The manufacturer said the expected saving is equivalent to the energy used each year by a city with a population of 170,000, such as Oxford.

Much of the savings will be driven by a new energy management operating system, now deployed throughout Ford’s European manufacturing centres. Facilities in Cologne and Saarlouis, Germany have also achieved International ISO 50001 status for energy management and efficiency.

Energy-saving measures in Ford factories include a system that recovers heat energy from the paint oven exhaust stacks and returns it as useful heat into the district water heating system. This system in Cologne has saved 16GWh of energy since start-up in November 2013.

“Constantly finding new ways of saving natural resources is an important challenge for Ford, especially in an energy intensive industry such as car-making,” said Ford Europe energy manager Richard Douthwaite. “Recycling waste heat from factory paint ovens is just one of the creative ways we are reducing energy demand, helping us to improve the environmental impact of our manufacturing facilities around the world.”

Efficiency drive

The company is also continuing its switch to low-energy LED lighting at its manufacturing facilities in Europe, installing more than 25,000 new LED fixtures at facilities around the world last year.

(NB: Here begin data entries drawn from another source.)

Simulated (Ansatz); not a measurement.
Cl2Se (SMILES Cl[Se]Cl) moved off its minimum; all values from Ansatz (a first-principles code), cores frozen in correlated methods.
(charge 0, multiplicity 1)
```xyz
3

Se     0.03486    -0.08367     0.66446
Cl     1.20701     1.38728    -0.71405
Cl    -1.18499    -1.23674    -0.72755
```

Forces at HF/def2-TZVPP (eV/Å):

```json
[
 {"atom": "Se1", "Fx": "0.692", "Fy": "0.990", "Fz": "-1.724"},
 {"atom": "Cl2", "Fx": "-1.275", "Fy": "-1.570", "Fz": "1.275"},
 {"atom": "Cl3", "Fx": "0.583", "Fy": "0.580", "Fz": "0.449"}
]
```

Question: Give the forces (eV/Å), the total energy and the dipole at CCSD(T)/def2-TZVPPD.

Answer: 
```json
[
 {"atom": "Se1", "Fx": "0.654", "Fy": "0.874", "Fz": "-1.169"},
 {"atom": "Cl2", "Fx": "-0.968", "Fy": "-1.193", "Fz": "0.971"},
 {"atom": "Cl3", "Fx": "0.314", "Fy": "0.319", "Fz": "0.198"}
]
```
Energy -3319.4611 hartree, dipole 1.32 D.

Ford also is rolling-out installation of an advanced automated building heating control and ventilation system at its factories. The system allows Ford energy teams to remotely control – and even switch off heating systems in individual offices or areas that are not in use within its plants. 

The efficiency drive marks from Ford marks the latest in a flurry of environmental initiatives from carmakers in the wake of the VW emissions scandal. Already this week, Volvo has pledged to build hybrid vehicles across its entire fleet, and Toyota has pledged to cut overall emissions 90% by 2050.

Earlier this year, Ford also launched a free gaming-style app that lets drivers use their smartphone to remotely manage their Ford electric vehicles.